Lean.Internal.liftCoeM abbrev
{m : Type u → Type v} {n : Type u → Type w} {α β : Type u} [MonadLiftT m n] [∀ a, CoeT α a β] [Monad n] (x : m α) : n β
Full source 
/--
Helper definition used by the elaborator. It is not meant to be used directly by users.
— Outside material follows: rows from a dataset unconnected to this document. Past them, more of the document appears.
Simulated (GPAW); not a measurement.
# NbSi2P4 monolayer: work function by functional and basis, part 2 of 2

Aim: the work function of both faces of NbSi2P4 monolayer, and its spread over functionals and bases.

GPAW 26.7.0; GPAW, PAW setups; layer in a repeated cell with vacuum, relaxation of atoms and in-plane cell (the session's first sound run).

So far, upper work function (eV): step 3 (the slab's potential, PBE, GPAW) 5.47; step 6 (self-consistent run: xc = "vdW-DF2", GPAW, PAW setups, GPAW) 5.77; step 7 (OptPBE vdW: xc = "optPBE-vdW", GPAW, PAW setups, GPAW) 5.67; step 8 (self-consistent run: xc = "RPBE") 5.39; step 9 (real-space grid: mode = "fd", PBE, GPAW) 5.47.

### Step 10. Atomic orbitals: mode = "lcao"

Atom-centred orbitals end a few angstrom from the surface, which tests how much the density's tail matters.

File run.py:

This is used for coercions between monads, in the case where we want to apply
a monad lift and a coercion on the result type at the same time.
-/
@[coe_decl] abbrev Lean.Internal.liftCoeM {m : Type u → Type v} {n : Type u → Type w} {α β : Type u}
    [MonadLiftT m n] [∀ a, CoeT α a β] [Monad n] (x : m α) : n β := do
  let a ← liftM x
  pure (CoeT.coe a)
Monadic Lift with Coercion: $m \alpha \to n \beta$
Informal description
Given monads $m$ and $n$, types $\alpha$ and $\beta$, and instances of `MonadLiftT m n` and `CoeT α a β` for all $a : \alpha$, the function `liftCoeM` lifts a monadic computation $x : m \alpha$ to a computation in monad $n$ with type $n \beta$. This combines both monad lifting and type coercion in a single operation.
Lean.Internal.coeM abbrev
{m : Type u → Type v} {α β : Type u} [∀ a, CoeT α a β] [Monad m] (x : m α) : m β
Full source 
/--
Helper definition used by the elaborator. It is not meant to be used directly by users.

This is used for coercing the result type under a monad.
-/
@[coe_decl] abbrev Lean.Internal.coeM {m : Type u → Type v} {α β : Type u}
    [∀ a, CoeT α a β] [Monad m] (x : m α) : m β := do
  let a ← x
  pure (CoeT.coe a)
Monadic Coercion Lift
Informal description
Given a monad `m` and types `α` and `β` such that for every `a : α` there exists a coercion from `α` to `β` via `CoeT`, and given a monadic value `x : m α`, the function `coeM` lifts `x` to a monadic value of type `m β` by applying the coercion under the monad.